However, as an exchange student from Europe, it seems peculiar to me that such a wide-open campus feels the need to send its smokers outside of campus boundaries. An indoor smoking ban is understandable, but with the winds blowing away most of the risks of second hand smoke, a campus-wide ban is an unnecessary and a
heavy-handed measure.
You cannot justify a campus-wide smoking ban by saying that you want to defend the innocent, upstanding non-smokers, because a reasonable compromise would be to have designated smoking areas that would enable smokers and non-smokers to coexist in harmony. It seems the real reason behind the ban is to pressure and stigmatize smokers, to push them away from the Wash. U. community. The pressure on freshmen to stop smoking will be overwhelming.
Those who defend the smoking ban reject any positive effect that tobacco may have. While it is seen as a drug in that it is addictive, it is not seen as having an effect on the nervous system. In other words, the cigarette has become a “death stick”, and its diverse properties have been reduced solely to the harm it causes to our health.
While this aspect of smoking is irrefutable, it completely leaves out the question of choice. This is further emphasized by the fact that the decision to smoke is seen only as the result of peer pressure and a will to look “cool.”
But tobacco is a nervous relaxant, a psychotropic drug. It was originally used by Indian shamans to reach a trance state. As such, it is odd that smoking is attracting such widespread disapproval at a time when the campaign for marijuana legislation is gaining weight. It’s almost as if people think it’s stupid to smoke a light drug and so had better go all out.

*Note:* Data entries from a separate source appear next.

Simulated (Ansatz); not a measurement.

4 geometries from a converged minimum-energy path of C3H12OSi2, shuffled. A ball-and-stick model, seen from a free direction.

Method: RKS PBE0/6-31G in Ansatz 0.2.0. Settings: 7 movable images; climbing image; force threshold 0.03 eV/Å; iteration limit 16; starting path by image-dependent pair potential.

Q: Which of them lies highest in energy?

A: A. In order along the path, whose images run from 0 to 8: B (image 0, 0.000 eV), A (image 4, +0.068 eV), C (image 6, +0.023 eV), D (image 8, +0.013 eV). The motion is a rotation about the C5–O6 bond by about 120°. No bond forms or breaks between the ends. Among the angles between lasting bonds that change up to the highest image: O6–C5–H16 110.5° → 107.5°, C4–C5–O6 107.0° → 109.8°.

Many will no doubt argue that stopping smokers from harming their own health is a positive thing, a progressive crusade to find the new Holy Grail that is the totally sanitized world. Most people raised an incredulous eyebrow when they heard that the Canadian town of Halifax banned perfume on public buses, but the smoking ban is another step on the slippery slope towards total conformity. We live in a world where everything is dangerous and in which our lives must conform to the pre-approved path of our moral leaders. Don’t smoke, don’t have sex, drink only if you’re over 21—I like a world with asperities, and I want a world where people can have at least a semblance of freedom, where smokers don’t have to walk 15 minutes to their place of exile, rejected, unloved, unwanted.
So while enjoying your smoke-free campus, remember the cigarette wielder that you have ostracized.

To Quote the current Missouri state smoking statute “A designated smoking area where state employees may smoke during the work day shall be provided by each state executive department and institution of higher education, provided such area can be adequately ventilated at minimum cost, within the physical confines of each facility.”
It seems the will og our General Assembly is to allow people to smoke on campus. Although it may not always be possible to provide adequately ventilated indoor smoking, it seems reasonable that outside smoking is adequately ventilated at no cost. Thus, campus outdoor smoking bans are in conflict with state law,and must be struck down.